Closed huq23 closed 1 month ago
Hi @huq23. I can read them in alright, but they are not properly formated to be read by a computer, but rather are made to be read by a human as a final step. If you are downloading these from Social Explorer, you need to be sure to pick the correct option to get them downloaded as a flat CSV file. I can't access social exporer right now to walk you through it, but its the same process as we used last term.
Hello @huq23. I see that you are trying to use the data that you have but this is leading to some really difficult and awkward coding because these files are not meant for machine reading. Please remove these files and get data that is machine readable.
#replace this with your API key
api_key <- "PUT API KEY HERE"
# choose starting and ending year
start_year <- 2017
end_year <- 2019
url_base <- "https://api.usa.gov/crime/fbi/cde/estimate/state/{state_abbr}/{type}?from={start_year}&to={end_year}&API_KEY={api_key}"
crime_data <- as_tibble(expand.grid(state_abbr=c(state.abb, "DC"),
type=c("violent-crime","property-crime")))
urls <- crime_data |> glue_data(url_base)
rates <- map_dfr(urls, function(url) {
results <- (curl::curl(url) %>% read_html() %>% html_nodes("p") %>%
html_text %>% fromJSON)$results[1] %>%
bind_rows()
return(results)
})
crime_data <- bind_cols(crime_data, rates)
# now reshape
crime_data <- crime_data |>
pivot_longer(cols = c(`2017`,`2018`,`2019`),
names_to = "year", values_to = "rate")
# now reshape again to get violent and property on the same line
crime_data <- crime_data |>
mutate(type = str_remove(type, "-crime")) |>
pivot_wider(id_cols = c(state_abbr, year), names_from = type, values_from = rate)

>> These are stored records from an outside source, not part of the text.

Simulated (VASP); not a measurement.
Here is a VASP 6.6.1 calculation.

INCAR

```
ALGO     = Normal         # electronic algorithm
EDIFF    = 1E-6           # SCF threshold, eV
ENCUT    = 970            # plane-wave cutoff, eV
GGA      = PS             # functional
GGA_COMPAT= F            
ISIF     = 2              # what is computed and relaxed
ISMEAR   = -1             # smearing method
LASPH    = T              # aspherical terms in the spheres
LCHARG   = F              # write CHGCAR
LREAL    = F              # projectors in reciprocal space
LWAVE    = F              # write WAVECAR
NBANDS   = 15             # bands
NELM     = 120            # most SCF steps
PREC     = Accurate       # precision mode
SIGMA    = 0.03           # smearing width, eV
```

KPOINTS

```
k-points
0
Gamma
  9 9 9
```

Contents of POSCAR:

You will have to install and load the curl
, glue
, and stringr
packages in addition to the usual tidyverse.
@AaronGullickson : Dear Professor, thank you for the codes to help modify the crime data. For the social explorer data, since I am focusing the years from 2017 to 2019, I have individually downloaded data for 2017, 2018, and 2019. I have also modified my earlier codes and have tried to make them simpler and joined them accordingly. Could you please check my codes and let me know if I am on the right track?
It looks much better. It looks like you are still using the xlsx results for the ACS rather than the more machine readable CSV results. At this point, I wouldn't worry about it, but you have done more work than you should need to do to make that data format work for you.
@AaronGullickson Professor, I am facing a problem while reading the data in R in the organize_data.qmd file. I do not know why I am unable to read the data using read_xlsx function. Please help me to in this regard.